When a unit is labelled as an SBU, it’s given full independence when it comes to decision making, investments, and budgets. Another advantage of this business structure is that it can respond quickly to shifts in product markets.

Strategic Business Units (SBU) structure

The structure of an organisation with SBUs consists of operational units.

In some cases, these units operate as autonomous companies. The highest corporate official assigns the responsibilities for the company to the division managers.

The parent company is also responsible for coming up with and executing the overall strategy and managing the SBU through strategic and financial checks.

Strategic Business Unit / SBU

Figure 1 – The Organizational Structure of a Strategic Business Unit (SBU)
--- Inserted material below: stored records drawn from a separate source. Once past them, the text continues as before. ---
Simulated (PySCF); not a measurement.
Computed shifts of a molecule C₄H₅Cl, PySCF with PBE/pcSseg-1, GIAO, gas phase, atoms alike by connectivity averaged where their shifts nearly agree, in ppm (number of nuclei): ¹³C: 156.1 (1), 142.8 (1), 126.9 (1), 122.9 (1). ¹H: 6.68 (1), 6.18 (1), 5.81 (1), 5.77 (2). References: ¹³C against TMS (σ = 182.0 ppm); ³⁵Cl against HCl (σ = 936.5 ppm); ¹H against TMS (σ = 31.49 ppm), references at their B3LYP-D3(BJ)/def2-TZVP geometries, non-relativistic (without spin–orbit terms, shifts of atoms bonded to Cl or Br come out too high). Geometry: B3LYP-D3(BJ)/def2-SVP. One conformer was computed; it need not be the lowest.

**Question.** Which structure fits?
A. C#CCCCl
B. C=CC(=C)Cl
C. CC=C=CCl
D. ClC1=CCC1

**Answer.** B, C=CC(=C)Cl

A single Strategic Business Unit (SBU) is considered a ‘profit centre’. It is run by supervisors. The emphasis from the parent company is on strategic planning, not on checks.

The less checking and interactions there are between the SBUs and the parent company, the quicker SBUs can respond to changing business environments.

Setting up a strategic business unit

By creating Strategic Business Units (SBU), companies can develop and gain access to new products, markets, or technologies, without experiencing the limitations of working in a huge organisation.

The business unit has its own dedicated management team, own brand and reputation, own objectives, and often other physical locations. It benefits from the advantages related to working in a smaller organisation, but is not bound by limited availability of resources.

At the same time, the smaller business also benefits from the advantages of a larger company, such as an established brand and broad base of customers. The challenges larger organisations are faced with, such as excessive bureaucracy, can be avoided.

In order to make independent and effective Strategic Business Units from a large company, there are a few requirements to be met. The most far-reaching changes that have to be implemented relate to the organisational structure, recruitment & selection, corporate culture, and the remuneration system. These are explained below.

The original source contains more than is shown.